MULTIPLE killers wouldn’t necessarily stick out in a crowd, according to a Boston criminologist.

“They don’t look bizarre,” said Northeastern University professor James Alan Fox. “They’re the people you wouldn’t necessarily expect. In fact, if someone looks like a stereotype of a serial killer, like a monstrous guy with this crazed look, he wouldn’t be very dangerous because we’d avoid him like the plague.”

Fox said the most dangerous offenders are those who look trustworthy. “Most serial killers, in fact, do have a skill at playing a role and appearing trustworthy, and have a veneer of respectability,” he said.

Fox said that helps killers to relax their victims, allay suspicion and evade authorities.

He said serial killers will generally escalate their behaviour over time. “In general, as a perpetrator gets more and more comfortable with murder and violence, the crimes become more brutal,” he said.

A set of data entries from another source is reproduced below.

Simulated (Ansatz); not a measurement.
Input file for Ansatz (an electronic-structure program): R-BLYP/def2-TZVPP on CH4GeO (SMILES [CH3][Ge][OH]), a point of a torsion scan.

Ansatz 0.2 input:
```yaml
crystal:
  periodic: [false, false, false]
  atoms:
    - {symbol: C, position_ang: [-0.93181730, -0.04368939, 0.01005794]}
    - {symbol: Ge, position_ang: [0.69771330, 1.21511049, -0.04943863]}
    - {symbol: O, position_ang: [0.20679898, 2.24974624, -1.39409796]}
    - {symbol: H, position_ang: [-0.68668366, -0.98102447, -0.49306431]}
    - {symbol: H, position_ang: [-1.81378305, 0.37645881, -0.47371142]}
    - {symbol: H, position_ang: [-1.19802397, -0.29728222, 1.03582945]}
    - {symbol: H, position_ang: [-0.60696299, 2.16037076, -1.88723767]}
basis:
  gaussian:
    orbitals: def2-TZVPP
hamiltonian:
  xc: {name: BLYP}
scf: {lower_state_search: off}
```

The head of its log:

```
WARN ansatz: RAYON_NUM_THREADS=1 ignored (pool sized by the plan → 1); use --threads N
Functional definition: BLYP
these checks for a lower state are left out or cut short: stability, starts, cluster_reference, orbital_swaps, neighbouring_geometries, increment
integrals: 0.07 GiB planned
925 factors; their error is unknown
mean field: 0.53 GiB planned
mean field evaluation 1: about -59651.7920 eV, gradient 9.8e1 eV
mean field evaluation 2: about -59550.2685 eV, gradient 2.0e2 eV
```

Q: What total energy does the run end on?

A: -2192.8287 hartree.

“One, because of the comfort level that they achieve, but two, because whatever fantasies they’re fulfilling, whatever fulfillment they may get out of a crime, their fantasies begin to grow.”

He said the fantasies can become more complex over time.

“They experiment with different and more heinous ways of killing and controlling their victims.”

He said that’s why serial killers are often older than most violent criminals — in their 30s and 40s.

They may not have a criminal record as a teenager or young adult.

“It’s part of their maturation process,” he said. “It’s very rare to find an 18-year-old serial killer — 18-year-olds are just happy to have sex.”

Fox said there are not always “warning signs” in the history of a serial killer. “The way a person acts… in their 40s is not necessarily a reflection of how they were in their 20s,” he said.

Fox noted that Col. Russell Williams, the suspect in the killings of two women, was in the military.

“One might wonder how much control is an important theme in his life,” he said. “There are people who find through military experience that they satisfy a need for power and control, and that’s often what serial killers do, that they achieve, they satisfy their excessive need for power and control through violent means.”